Senate debates

Thursday, 7 December 2006

Environment and Heritage Legislation Amendment Bill (No. 1) 2006

In Committee

9:42 pm

Photo of Bob BrownBob Brown (Tasmania, Australian Greens) Share this | Hansard source

I move amendment (3) on sheet 5143:

(3)    Schedule 1, page 33 (after line 29), after item 122, insert:

122A Division 4

Repeal the Division.

This amendment removes all references to the regional forest agreement in the Environment Protection and Biodiversity Conservation Act 1999 and, in effect, brings forests back into Australia’s environment as if they mattered. The forests of Australia which are being logged have been removed from national environmental legislation. It is the greatest environmental travesty by parliamentary process, by government edict, that I know of anywhere in Australia. This amendment would mean that forestry operations around Australia would come under the same federal legislation, as do all other components of our national biosphere.

Question put.

Question negatived.

The Greens oppose item 189 in schedule 1 in the following terms:

(4)    Schedule 1, item 189, page 51 (lines 16 to 34), TO BE OPPOSED.

I note on the last amendment that there was silence except for the opposition of the government so I am hoping that means the opposition may have supported it. I will move onto this amendment. The Greens are opposing item 189. When you go to the explanatory memorandum at page 30 clause 82 it says that this is:

... to clarify that in making a controlled action decision—

the minister is making that decision, of course—

in relation to proposed developments, such as, a factory which will use timber from as RFA region, the Minister must not consider any adverse impacts of any RFA forestry operation ...

That is, in effect, a pulp mill exemption provision. This is a specific provision in the act to exempt Gunns’s pulp mill from proper environmental assessment. It is the Howard government’s Gunns’s pulp mill absolution clause. What it means is that the minister will effectively be prevented from looking at the impact of the proposed mega pulp mill on the Tamar River that Gunns has now effectively got state government approval for, insofar as the impact that pulp mill will have on Tasmania’s native forests and forests generally, high conservation value and old-growth forests, for decades to come.

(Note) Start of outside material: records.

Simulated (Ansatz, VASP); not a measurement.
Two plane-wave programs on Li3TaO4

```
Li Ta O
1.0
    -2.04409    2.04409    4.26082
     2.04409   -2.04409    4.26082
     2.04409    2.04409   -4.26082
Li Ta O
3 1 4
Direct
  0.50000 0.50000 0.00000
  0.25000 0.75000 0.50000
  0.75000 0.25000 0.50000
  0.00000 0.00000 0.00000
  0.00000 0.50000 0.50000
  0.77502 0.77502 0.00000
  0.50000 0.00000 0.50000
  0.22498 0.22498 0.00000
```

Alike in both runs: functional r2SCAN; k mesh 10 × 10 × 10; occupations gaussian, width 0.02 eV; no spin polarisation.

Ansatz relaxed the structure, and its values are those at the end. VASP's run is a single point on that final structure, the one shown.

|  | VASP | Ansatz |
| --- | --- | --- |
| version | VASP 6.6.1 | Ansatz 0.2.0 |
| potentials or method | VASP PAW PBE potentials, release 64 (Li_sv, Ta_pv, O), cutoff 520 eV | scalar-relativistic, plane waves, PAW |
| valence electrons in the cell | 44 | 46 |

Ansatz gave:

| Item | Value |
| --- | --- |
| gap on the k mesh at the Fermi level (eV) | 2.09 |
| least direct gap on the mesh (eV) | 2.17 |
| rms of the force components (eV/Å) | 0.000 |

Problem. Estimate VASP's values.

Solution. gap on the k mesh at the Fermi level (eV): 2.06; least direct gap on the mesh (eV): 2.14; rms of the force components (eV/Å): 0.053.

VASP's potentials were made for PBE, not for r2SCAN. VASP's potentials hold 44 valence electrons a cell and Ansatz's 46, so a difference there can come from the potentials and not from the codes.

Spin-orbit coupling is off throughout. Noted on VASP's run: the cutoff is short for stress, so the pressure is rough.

This is an extraordinary provision. It would in future extend to other forms of wood processing, including forest furnaces—and there are proposals for three of those by the Labor government in Tasmania. These will enable forests, including high conservation value forests, to be fed into furnaces to be turned into electricity and fed through Basslink to the mainland to be sold as premium power.

So what we have there is the potential for conversion of high conservation value forests into so-called green power under federal legislation. It is a total travesty of the English language as well as of environmental probity and honesty. I ask the minister: is it a fact that this amendment will protect Gunns’s pulp mill from an assessment by him of the enormous impact—any impact at all—that there will be on Tasmania’s forests over the coming decade as they are fed into that pulp mill?